| Bishop Ronald A. Hicks

Walking with the Risen Christ


During this Easter season, we boldly proclaim that indeed, Christ is risen! We celebrate that Jesus is truly alive and accompanies us. It is His passion, death and resurrection that welcome us into a new and eternal life.   

What is your favorite Scripture traditionally proclaimed during the Easter Season?  I have many because of the radical and transformative nature of these liturgical days. One of my favorites, however, is the road to Emmaus.

As Jesus’ disciples walked on the road to Emmaus, they discussed the Lord’s death and passion. They had hoped for a Messiah and were disappointed by His death. They did not understand the crucifixion or the resurrection and had literally decided to find a new path in life. It is important to note that, rather than walking toward Jerusalem, they had decided to walk far away from Jerusalem. In other words, they had decided to turn their backs on Jesus and take their lives in another direction.

At some point in our lives, many of us are confronted with the same dilemma as the disciples on the road to Emmaus: “Do I continue walking toward and with Jesus, or do I take another path, away from Jesus?” Or we might even say, “Do I stay and follow Jesus in the Church? Or do I quit and leave?”

In the more than 26 years of my priesthood, I am blessed to have spent five years on the faculty of Mundelein Seminary at the University of St. Mary of the Lake.  During my time there, I will never forget a seminarian who shared a powerful story with me.

After many years of discernment, he applied to Mundelein Seminary and was accepted to study for the priesthood for his diocese. On the drive to his move-in day, he was suddenly flooded with doubts. “What if I am making the wrong choice? What if I misunderstood and that really was not the voice of God I heard calling me to study for the priesthood? What if I am not smart enough to pass the theology courses? What if I am not happy?”

As those “what if” questions continued to plague him, he kept driving toward the seminary, trusting in the Lord.  

However, as he approached the entrance to the seminary on Route 176, he quickly veered the opposite way and turned into the entrance of Carmel High School across the street. Sitting in his car across the street from the seminary, he gazed at the imposing gates and asked himself, “Do I enter? Or do I just drive away?”

He said it felt like an eternity as he sat there, sweating and contemplating his future. Suddenly, he was jolted out of his trance by the sound of the seminary’s chapel bells, ringing in the distance. At that moment, he turned to the Lord in prayer and asked, “What do You want from me?” He admits that he did not hear an actual voice say to him, “Come, follow me.” Instead, he felt a deep peace which assured him that it was okay for him to enter the seminary and take the next step. With that, he drove onto the seminary grounds.  
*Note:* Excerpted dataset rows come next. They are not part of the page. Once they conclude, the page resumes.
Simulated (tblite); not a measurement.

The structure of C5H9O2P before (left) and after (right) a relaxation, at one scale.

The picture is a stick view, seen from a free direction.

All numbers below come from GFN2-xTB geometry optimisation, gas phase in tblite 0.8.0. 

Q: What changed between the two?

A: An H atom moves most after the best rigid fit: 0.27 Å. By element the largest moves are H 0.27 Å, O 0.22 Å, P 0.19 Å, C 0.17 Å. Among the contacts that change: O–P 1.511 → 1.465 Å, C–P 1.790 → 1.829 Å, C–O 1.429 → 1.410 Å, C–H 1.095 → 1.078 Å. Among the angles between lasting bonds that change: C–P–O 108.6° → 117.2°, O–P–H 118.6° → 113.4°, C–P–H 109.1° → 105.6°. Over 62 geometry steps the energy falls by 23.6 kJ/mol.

He continued to discern and allowed the Holy Spirit to lead and guide him throughout his years of formation and studies. I am happy to report that he was ordained and continues to exude great joy in his priesthood. He is not only grateful for God’s call to the priesthood, but is also relieved that, accompanied by Jesus he made the turn into the seminary on that providential day.

On the Road to Emmaus, it was Jesus who was walking and talking with the disciples. However, they did not recognize Him until the breaking of the bread.   At that moment their eyes were opened, and they exclaimed, “Were not our hearts burning within us while He was talking to us on the road?” (Luke 24:32). Overwhelmed with the presence of Christ, they turned around and walked back to Jerusalem. Simply put, they returned to following Christ and eagerly sharing the Good News.

We all have our own questions of “What if?” accompanied by doubts and discouragements in our lives. Spiritually, if we are ever faced with a moment in which we are tempted to turn away from Jesus or His Church, let us be inspired by the road to Emmaus and walk with each other as we are nourished by the breaking of the bread, the Eucharist, And let us remember that we are never alone. We are never abandoned. Jesus accompanies us on the journey. He is our hope and our salvation. For indeed, Christ is risen!